SOLUTIONED TURBINE BLADE COMPONENT WITH SUBZERO COOLING

BACKGROUND

1. Field

[0001] The present disclosure relates generally to the field of materials technology, and more particularly, to additive manufacturing and braze repair methods for the repair of structural defects in superalloy components.

2. Description of the Related Art

[0002] Gas turbine engine hot gas path components are typically formed of superalloy materials in order to withstand the high temperature, high stress environment to which they are exposed during operation of the engine. The term "superalloy" is used herein as it is commonly used in the art; i.e., a highly corrosion and oxidation resistant alloy that exhibits excellent mechanical strength and resistance to creep at high temperatures. Superalloys typically include a high nickel or cobalt content. Examples of superalloys include alloys sold under the trademarks and brand names Hastelloy, Inconel alloys (e.g. IN 738, IN 792, IN 939), Rene alloys (e.g. Rene N5, Rene 80, Rene 142), Haynes alloys, Mar M, CM 247, CM 247 LC, C263, 718, X- 750, ECY 768, 282, X45, PWA 1483 and CMSX (e.g. CMSX-4) single crystal alloys. Such components are very expensive to manufacture, and in spite of their superior material properties, they are prone to various forms of degradation during engine operation. Degraded components are removed from the engine and replaced. Depending upon the type and degree of degradation, used components may be refurbished and reused at a cost lower than the cost of a new component.

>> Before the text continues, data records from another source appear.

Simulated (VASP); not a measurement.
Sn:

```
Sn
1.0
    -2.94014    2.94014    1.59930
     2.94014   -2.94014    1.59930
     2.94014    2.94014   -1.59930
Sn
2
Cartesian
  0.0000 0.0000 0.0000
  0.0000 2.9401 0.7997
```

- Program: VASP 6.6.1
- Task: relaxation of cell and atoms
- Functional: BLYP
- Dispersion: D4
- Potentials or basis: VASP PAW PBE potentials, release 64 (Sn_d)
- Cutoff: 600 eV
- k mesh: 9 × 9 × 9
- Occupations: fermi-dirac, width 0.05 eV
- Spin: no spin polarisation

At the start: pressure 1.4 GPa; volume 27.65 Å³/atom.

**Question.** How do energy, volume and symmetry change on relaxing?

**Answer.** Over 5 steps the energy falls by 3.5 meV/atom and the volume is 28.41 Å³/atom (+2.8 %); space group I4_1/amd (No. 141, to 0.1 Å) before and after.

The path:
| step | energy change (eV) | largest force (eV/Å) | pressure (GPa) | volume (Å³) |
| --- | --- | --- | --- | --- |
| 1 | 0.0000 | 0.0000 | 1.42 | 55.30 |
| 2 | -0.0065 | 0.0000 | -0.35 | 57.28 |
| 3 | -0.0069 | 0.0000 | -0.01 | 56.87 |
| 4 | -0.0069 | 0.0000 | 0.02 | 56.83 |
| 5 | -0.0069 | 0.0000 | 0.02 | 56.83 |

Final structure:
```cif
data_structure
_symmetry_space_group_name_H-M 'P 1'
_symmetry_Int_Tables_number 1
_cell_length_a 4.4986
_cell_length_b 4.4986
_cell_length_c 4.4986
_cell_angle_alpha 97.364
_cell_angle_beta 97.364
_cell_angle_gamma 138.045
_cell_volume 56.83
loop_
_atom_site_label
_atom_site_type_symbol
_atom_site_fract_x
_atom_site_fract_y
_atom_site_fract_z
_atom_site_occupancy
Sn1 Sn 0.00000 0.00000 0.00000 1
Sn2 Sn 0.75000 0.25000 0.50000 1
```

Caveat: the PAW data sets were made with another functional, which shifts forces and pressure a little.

[0003] Nickel based superalloys are generally considered to be difficult to weld due to their tendency to grain boundary cracking. Structural defects such as cracking typically occur when the material of the component cools after the weld procedure. One cause of the cracking is due to a phase change taking place in the material during the cooling, which induces a thermal mismatch between the different phases causing stress in the component, particularly at the grain boundaries. This stress leads to the development of cracks in the material.

[0004] Several methods have been utilized to in order to repair damage done to superalloy components, such as gas turbine blades or vanes. One such conventional method currently in use involves pre-heating the component to a very high temperature just below the melting temperature of the component in order to ensure that no change is induced by the additional heating that is applied during the weld procedure. Disadvantages of this method include the amount of time it takes to prepare the component for welding and that the component is very difficult to handle when heated to such high temperatures. [0005] Consequently, a need remains for alternate processes to structurally repair degradation and defects, such as cracks, in superalloy components.

SUMMARY

[0006] Briefly described, aspects of the present disclosure relate to a method of additively manufacturing or repairing a superalloy component and a system to additively manufacture or repair a superalloy component.

[0007] A first aspect provides a method of additively manufacturing or repairing a superalloy component. The method provides at least a double solution heat treatment including initially heating the tip of the superalloy component to a first temperature for a first time period and then cooling the component to ambient temperature. After the first solution heat treatment, a second heat treatment is performed including heating the tip of the superalloy component to a second temperature for a second time period and then cooling the component to ambient temperature. The tip of the superalloy component may then be laser braze repaired. The laser braze repair includes depositing a layer of braze material on an end surface of the tip at a temperature less than the melting temperature of the composition of the base material of the component. Following the laser braze repair, the deposited layer is sub-cooled.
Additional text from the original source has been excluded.